MINERAL CITY, OH… As part of the national ‘Parks for Pollinators’ campaign, the U.S. Army Corps of Engineers, staff from the Ohio State University Bee Lab, SWARM, and the Ohio Invasive Plants Council, will host a BioBlitz event on June 1, 2019, from 1 p.m. to 3 p.m. at Atwood Dam at 3434 State Route 212 NE in Mineral City, Ohio.
The campaign is aimed at raising public awareness of the importance of pollinators. Organized by the National Recreation and Park Association (NRPA) and The Scotts Miracle-Gro Foundation, the ‘Parks for Pollinators BioBlitz’ event is conducted in June to celebrate Pollinator Month.
Pollinators are a vital component of our ecosystem and an essential link to the world’s food supply. According to the White House’s Pollinators Health Task Force, over the last 30 years the United States has seen a steady decline of pollinators (such as bees, bats and butterflies) at an alarming rate of 30 percent annually, making it vital to take action on pollinator protection.

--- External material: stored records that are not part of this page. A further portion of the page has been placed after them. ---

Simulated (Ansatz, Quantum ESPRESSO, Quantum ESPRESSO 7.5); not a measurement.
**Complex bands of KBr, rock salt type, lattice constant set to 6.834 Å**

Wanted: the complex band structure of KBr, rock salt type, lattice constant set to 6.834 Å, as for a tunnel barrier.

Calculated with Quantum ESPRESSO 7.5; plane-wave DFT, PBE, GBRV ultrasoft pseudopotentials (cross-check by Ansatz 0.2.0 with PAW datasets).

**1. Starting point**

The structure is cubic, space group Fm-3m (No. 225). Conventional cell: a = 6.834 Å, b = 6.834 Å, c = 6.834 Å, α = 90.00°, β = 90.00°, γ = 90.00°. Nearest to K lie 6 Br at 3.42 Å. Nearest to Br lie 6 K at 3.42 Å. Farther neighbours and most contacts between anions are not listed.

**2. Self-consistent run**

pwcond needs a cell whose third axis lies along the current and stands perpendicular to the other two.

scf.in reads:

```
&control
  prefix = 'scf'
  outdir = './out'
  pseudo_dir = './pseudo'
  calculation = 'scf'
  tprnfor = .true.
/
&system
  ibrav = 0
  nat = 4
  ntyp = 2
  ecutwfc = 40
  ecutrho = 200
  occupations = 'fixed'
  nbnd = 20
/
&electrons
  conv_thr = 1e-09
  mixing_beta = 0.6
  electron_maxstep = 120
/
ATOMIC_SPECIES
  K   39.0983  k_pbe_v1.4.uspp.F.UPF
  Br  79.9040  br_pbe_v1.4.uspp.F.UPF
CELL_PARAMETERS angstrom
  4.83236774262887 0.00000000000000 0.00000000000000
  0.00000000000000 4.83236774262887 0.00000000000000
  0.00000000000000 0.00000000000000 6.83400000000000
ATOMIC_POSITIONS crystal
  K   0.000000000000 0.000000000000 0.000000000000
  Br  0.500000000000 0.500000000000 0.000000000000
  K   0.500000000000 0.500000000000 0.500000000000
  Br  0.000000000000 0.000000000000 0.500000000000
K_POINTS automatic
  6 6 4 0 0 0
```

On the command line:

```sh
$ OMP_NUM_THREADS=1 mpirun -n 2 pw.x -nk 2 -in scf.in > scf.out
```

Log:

“Protecting pollinator species has never been more critical. As key stewards of our public lands, parks and recreation have an amazing opportunity to lead on this issue,” said Lori Robertson, NRPA director of conservation. “This June we are challenging our membership to educate and engage their public in pollinator focused citizen science by hosting BioBlitz events in their parks. Thanks to our partnership with The Scotts Miracle-Gro Foundation, park agencies who participate have the chance to win $1,000 to support the creation of pollinator habitat in parks.”
“This BioBlitz engages community members in a nature-based event that will help develop an understanding of local wildlife and habitats. The information we will gather will help us understand how we can better protect pollinators and other important wildlife in our community,” said Grace Trimble, Natural Resource Specialist for the Corps of Engineers.
As part of the BioBlitz at Atwood Dam, participants will be observing pollinators, invasive species, and native species in the newly developed pollinator habitat.
Promoting pollinator health includes protecting against the decline and death of pollinators, such as honey bees and other insects, and increasing their habitat.